General Prayut Chan-o-cha, Prime minister, Thailand, and chair, Association of Southeast Asian Nations Southeast Asian Nations
For Thailand, the G20 Osaka Summit is an important opportunity to highlight the vital issues of our time and set the agenda for international economic cooperation with G20 leaders, who collectively represent four-fifths of global gross domestic product and two-thirds of the world’s population. In particular, Thailand believes that it is important that the voices of developing countries be heard, to ensure that we can deliver on our commitment for sustainable and inclusive growth, in line with the Sustainable Development Goals, by 2030.

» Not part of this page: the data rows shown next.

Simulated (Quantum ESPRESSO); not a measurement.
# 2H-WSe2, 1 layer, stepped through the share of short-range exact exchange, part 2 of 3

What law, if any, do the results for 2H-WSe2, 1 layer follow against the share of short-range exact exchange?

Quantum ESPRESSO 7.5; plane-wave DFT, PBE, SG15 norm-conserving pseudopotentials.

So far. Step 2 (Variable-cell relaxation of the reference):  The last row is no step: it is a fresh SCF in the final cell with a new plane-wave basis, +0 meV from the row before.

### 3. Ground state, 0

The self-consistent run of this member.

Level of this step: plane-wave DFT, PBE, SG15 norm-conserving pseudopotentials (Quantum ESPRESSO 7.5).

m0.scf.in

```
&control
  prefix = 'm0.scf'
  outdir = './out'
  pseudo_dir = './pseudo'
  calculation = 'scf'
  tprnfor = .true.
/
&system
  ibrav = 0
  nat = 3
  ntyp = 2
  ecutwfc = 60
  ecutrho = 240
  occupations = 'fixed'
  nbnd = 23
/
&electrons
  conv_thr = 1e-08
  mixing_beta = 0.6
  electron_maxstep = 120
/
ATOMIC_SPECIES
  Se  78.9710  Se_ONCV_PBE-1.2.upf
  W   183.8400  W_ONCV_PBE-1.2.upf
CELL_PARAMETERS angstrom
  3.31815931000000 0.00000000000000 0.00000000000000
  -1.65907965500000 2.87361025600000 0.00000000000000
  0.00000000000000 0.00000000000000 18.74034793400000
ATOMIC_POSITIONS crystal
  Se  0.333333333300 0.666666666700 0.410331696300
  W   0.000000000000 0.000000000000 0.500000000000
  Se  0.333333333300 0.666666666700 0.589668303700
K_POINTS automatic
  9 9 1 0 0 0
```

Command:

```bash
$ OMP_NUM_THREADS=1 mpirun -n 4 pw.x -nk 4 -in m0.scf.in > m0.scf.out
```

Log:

Thailand has consistently advocated for advancing cooperation on sustainable and inclusive growth. Three years ago, Thailand attended the G20 Hangzhou Summit as the chair of the G77, where we highlighted the need to deepen cooperation between developed and developing countries to ensure inclusive economic and social development. Last year, as chair of Ayeyawady–Chao Phraya–Mekong Economic Cooperation Strategy, Thailand initiated the ACMECS Master Plan, putting in place a vision of seamless connectivity and inclusivity among mainland Southeast Asian nations.
This year, as chair of the Association of Southeast Asian Nations, Thailand has adopted the theme of ‘advancing partnership for sustainability’ because we believe that no nation can stand alone in dealing with the immense challenges of our times. Governments will need to not only coordinate policies, but also to form strong partnerships with international institutions, civil society and the business community. We also plan to take this idea forward in anticipation of chairing the Asia-Pacific Economic Cooperation forum in 2022.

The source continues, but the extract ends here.